Monday, February 27, 2012

Victory!

I chose the poem victory, because sad and depressing. Mainly because its about how they both have their last moments together. What stood out was how the father spoke to sonia about the last day and the dance. And also how sonia described how the beautiful the moment was. What touched my feeling is how she siad: I DANCED WITH YOU THAT ONE TIME ONLY.HOW SAD YOU WERE, HOW TIRED, LONELY YOU KNEW THAT THEY WOULD “TAKE” YOU SOON, and TO GRASP THIS MOMENT… SENSE THE MOOD;

YOUR ARMS AROUND ME FELT SO GOOD…THE UGLY BARRACKS DISAPPEARED – THERE WAS NO HUNGER… AND NO FEAR.

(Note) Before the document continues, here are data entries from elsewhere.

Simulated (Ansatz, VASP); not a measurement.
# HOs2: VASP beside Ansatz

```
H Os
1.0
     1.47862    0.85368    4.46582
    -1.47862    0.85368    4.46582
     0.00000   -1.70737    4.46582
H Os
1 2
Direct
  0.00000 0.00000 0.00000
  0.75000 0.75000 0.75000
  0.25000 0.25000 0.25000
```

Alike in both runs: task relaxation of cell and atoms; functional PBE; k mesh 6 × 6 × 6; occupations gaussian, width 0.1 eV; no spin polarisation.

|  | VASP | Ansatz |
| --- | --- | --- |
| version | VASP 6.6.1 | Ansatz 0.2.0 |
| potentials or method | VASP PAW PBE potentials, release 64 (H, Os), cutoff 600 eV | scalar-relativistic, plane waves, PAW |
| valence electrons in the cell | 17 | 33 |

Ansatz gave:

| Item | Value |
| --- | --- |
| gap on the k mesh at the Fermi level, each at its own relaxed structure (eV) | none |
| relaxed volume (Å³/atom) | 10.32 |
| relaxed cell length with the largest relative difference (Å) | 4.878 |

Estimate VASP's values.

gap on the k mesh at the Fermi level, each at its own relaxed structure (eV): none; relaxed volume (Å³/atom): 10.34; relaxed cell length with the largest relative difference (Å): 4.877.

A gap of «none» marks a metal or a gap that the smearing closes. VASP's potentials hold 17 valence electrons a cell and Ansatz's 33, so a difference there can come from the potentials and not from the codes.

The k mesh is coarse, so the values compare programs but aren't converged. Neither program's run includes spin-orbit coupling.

O WHAT A SIGHT, JUST YOU AND I,

MY LOVELY FATHER (ONCE BIG AND STRONG). And last but not least THERE ARE NO TOOLS TO MEASURE LOVE AND ONLY FOOLS WOULD FAIL TO SCALE

YOUR VICTORY. I dont have a father by my side.... So ill use my mom as an example. That moment when i gained independence in badminton, what i mean by that is i usually cry if i lose a match when i was small, but after that i learned how to accept loss, so usually my mom would pretend to lose in oder for me to win, but this time i told her to play the best she could, i played with my mom for the first time with her actual strength, she made me go back and fourth, and in the end i lost, but now i can beat her but i thank her for teaching me to accept losing and moving on with my life, but i didn't give up yet i trained so hard so that i can be the "best" and now i have many rival to face and beat! This connects me to the poem because it shows the bond between me and my mom having fun, just like sonia and her father.





Here is the actual poem by her: Sonia Weitz Victory











1 comment:

  1. This is a good blog post. Even though you have a lot of spelling and grammar mistakes, you have a good message. I like how you gave an example from the poem. I also liked how you connected the bond between you and your mother to Sonia and her father. Next time, you should improve on spelling and grammar, especially capitalization.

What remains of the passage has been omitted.